Trigrams don't work for non-Latin languages on the Mac.
On the Mac, I'm getting the following behavior:
select show_trgm('peace') -> {" p"," pe",ace,"ce ",eac,pea}
select show_trgm('über') -> {0xb1fa7d,0x0d7f89,0x4f84fe,ber,"er "}
select show_trgm('שלום') -> {}
After trying with the default collations and getting the empty results, I tried changing to a UTF-8 collation, which still doesn't work.
postgres=# \l
List of databases
Name | Owner | Encoding | Collate | Ctype | Access privileges
-----------+-------+----------+-------------+-------------+-------------------
testdb | tomer | UTF8 | en_US.UTF-8 | en_US.UTF-8 |
postgres | tomer | UTF8 | C | C |
template0 | tomer | UTF8 | C | C | =c/tomer +
| | | | | tomer=CTc/tomer
template1 | tomer | UTF8 | C | C | =c/tomer +
| | | | | tomer=CTc/tomer
I'm using postgresql 14 on macOS 13.4.
Running the third query works on a postgres 13 instance in AWS RDS, with the UTF-8 encoding, collation and ctype.
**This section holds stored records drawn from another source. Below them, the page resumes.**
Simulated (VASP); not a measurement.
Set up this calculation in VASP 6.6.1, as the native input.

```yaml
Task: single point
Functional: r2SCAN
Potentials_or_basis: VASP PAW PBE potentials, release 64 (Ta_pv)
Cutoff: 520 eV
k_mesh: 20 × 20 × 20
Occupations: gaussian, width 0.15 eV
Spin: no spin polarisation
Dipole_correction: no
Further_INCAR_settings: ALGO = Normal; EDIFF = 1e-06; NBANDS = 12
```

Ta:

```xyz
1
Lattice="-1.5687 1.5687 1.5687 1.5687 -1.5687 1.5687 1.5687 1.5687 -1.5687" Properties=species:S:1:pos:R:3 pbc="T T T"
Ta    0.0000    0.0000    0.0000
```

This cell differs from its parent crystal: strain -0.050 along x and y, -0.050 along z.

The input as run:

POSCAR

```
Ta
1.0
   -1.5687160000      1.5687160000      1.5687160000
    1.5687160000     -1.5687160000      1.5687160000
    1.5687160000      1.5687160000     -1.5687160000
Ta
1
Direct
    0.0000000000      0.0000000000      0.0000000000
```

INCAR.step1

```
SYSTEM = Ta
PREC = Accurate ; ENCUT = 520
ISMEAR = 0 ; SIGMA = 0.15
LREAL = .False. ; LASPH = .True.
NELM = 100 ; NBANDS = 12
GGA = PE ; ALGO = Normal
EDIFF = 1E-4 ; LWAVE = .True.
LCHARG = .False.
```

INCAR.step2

select show_trgm('שלום') -> {0x46e146,0x64182e,0x8c40cc,0x9c1fe2,0xda89ec}
I tried running this statement on both machines:
select * FROM ts_debug('english', 'שלום');
On the Mac, I got
alias │ description │ token │ dictionaries │ dictionary │ lexemes
═══════╪═══════════════╪═══════╪══════════════╪════════════╪═════════
blank │ Space symbols │ שלום │ {} │ NULL │ NULL
On the cloud server, I got
alias │ description │ token │ dictionaries │ dictionary │ lexemes
═══════╪═══════════════════╪═══════╪════════════════╪══════════════╪═════════
word | Word, all letters | שלום | {english_stem} | english_stem | {שלום}
Ideas?